Wednesday, December 8, 2010

Prescription for Contentment

The following is an excerpt from Linda Dillow's book, Calm My Anxious Heart. This book has been a catlyst for heart-change in me over the past few years -- and it continues. That's why I'm reading it again... I hope you will find this helpful - and I hope you purchase this book (or any of her books, for that matter!).

"An eternal perspective, then, is God's way of seeing. When we have God's perspective, we view our lives and evaluate what is important from His viewpoint. That's what Ella did.

Along with her husband and children, Ella worked as a missionary with the pygmies in Africa for fifty-two years. She had left her country, her family, and all that was familiar. Primitive doesn't begin to describe her living conditions in the scorching heat and humidity of the African bush. But Ella found no relief because electricity, air conditioning, and other modern conveniences were only a dream. Some days it was so unbearably hot that she had to bring the thermometer inside because it couldn't register past 120 degrees without breaking.

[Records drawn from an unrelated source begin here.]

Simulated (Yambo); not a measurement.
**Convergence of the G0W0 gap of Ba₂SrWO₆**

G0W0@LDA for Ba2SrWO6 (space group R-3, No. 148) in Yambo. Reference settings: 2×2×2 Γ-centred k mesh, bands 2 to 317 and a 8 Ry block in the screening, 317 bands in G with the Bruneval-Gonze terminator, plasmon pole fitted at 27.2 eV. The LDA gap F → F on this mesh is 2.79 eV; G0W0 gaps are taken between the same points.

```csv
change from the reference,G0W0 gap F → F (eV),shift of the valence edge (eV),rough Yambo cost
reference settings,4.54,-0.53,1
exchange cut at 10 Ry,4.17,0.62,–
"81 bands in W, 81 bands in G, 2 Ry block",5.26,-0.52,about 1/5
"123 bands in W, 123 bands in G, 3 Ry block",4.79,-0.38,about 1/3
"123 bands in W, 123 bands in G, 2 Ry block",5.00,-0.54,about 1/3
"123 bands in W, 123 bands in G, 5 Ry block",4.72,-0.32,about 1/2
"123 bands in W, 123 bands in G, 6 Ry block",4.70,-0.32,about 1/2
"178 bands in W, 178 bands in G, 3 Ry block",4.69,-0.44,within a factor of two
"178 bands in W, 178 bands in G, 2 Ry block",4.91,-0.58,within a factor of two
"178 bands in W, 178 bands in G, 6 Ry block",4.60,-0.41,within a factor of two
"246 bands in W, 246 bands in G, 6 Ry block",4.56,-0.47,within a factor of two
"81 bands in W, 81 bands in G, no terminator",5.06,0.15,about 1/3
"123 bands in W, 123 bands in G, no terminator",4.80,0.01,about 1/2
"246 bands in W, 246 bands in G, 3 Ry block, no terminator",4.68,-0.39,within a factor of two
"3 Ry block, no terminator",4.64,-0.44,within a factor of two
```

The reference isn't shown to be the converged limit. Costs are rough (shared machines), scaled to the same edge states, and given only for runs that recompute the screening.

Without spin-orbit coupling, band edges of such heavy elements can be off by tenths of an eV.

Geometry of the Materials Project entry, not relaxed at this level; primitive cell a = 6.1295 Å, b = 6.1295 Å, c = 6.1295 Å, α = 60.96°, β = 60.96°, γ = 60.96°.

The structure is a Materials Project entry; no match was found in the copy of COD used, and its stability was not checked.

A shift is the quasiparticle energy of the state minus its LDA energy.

Ella's daughter, Mimi, is my friend. Mimi wondered how her mother had done it -- how she had lived a life of contentment when her circumstances would have caused the hardiest to complain. Recently Mimi unearthed a treasure, a much more significant find than gold or silver. In an old diary of her mother's, she discovered Ellas' prescription for contentment:

  • Never allow yourself to complain about anything - not even the weather.
  • Never picture yourself in any other circumstances or someplace else.
  • Never compare your lot with another's.
  • Never allow yourself to wish this or that had been otherwise
  • Never dwell on tomorrow - remember it is God's not ours.
Her words overwhelm me; they shame me How could Ella not complain of the weather when the perspiration dripped off her, when the stale, humid air kept her from sleeping? What made her everyday focus so different...? The secret is in Ella's last statement. Her eyes were fixed on eternity. Her tomorrows belonged to God. She had given them to Him. And because all her tomorrows were nestled in God's strong arms, she was free to live today. One day at a time she could make the right choices and grow to posses the holy habit of contentment. Ella's focus was eternal, and her focus led to an internal contentment."

3 comments:

Sarah Cook said...

I think God had you write this on your blog for ME! I heard something the other day (I think on the radio) that made me really think... I guess my real need is not ____. Fill in that blank with whatever my heart has been longing for, because it won't fill the deeper need. My deep need right now is contentment!!!! I daydream all the time about changing my circumstances, and it has breeded in me a very real discontentment with just about everything!!! I so needed to read what you wrote today. Thanks!

Reese said...

Soul-searching.Convicting....Lord, help me. Thanks for sharing this Liz.

xo

Pamela said...

Contentment has been "my word" this whole year. God has show me so many things in my journey. I wish I would have had Ella's list--it simplifies the word, doesn't it?